Locally generated weather
FTLComm - Tisdale - Friday, July 23, 2010

If you can remember watching World War II battle of Britain movies the clouds in the picture at the top of the page will look very familiar. These are the sort of rising towering cumulus clouds that are seen over Southern England as they are created by the sun evaporating surface water that then rises and condenses with the distinctive flat bottom indicating the level where dew point is reached.


With Saskatchewan's fields laying in water each day we are treated to these developing clouds not from unstable air masses being blown in from the coast but developing right here on the prairies. For the past two days the wind has been almost unmeasurable at about 2 knots and this has produced this kind of cloud formation. These clouds begin to develop by mid morning and grow to the point where they no longer can sustain the weight of the water in them and they then dump the water back on the ground in a shower. Then the cycle begins the next day.

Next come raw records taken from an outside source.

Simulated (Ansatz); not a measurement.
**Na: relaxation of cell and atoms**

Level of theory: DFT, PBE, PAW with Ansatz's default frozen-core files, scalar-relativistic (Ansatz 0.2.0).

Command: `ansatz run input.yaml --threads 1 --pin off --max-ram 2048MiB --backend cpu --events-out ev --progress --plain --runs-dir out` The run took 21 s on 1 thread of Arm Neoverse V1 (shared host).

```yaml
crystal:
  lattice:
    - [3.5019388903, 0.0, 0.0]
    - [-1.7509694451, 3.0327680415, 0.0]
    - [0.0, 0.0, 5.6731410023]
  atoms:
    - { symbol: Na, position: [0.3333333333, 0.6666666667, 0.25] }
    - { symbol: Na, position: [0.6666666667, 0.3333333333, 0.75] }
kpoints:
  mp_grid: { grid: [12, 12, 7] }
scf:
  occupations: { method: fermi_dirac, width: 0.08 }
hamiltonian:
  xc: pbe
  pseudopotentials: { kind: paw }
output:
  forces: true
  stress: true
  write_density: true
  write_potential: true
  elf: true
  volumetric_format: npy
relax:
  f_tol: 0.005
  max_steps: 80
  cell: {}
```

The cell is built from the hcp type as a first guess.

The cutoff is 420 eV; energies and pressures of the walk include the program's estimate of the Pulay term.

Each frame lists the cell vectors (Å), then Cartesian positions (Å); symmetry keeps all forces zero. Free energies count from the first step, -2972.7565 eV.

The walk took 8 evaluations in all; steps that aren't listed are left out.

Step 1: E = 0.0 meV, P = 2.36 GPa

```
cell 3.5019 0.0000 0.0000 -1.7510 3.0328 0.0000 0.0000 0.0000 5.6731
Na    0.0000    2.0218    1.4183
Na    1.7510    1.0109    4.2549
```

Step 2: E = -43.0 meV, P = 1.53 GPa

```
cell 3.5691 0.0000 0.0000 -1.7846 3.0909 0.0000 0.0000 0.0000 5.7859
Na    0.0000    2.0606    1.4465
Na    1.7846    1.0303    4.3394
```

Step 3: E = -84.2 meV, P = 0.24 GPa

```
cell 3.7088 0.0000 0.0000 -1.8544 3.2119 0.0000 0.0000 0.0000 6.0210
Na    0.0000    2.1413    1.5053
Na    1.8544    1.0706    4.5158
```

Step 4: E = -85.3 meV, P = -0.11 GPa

The second picture on the page was taken on Wednesday when there was a cirrus overcast while the rest of the pictures were taken yesterday afternoon with an unplanted field in the foreground.

You will notice in the picture below that the condition of the rural road is a little suspect. This is the situation with most rural access roads, you just can not count on them as the amount of rain fall exceeds their design and a little drive in the country off of a grid road may well result in the need to dig out your cell phone and call a tow truck.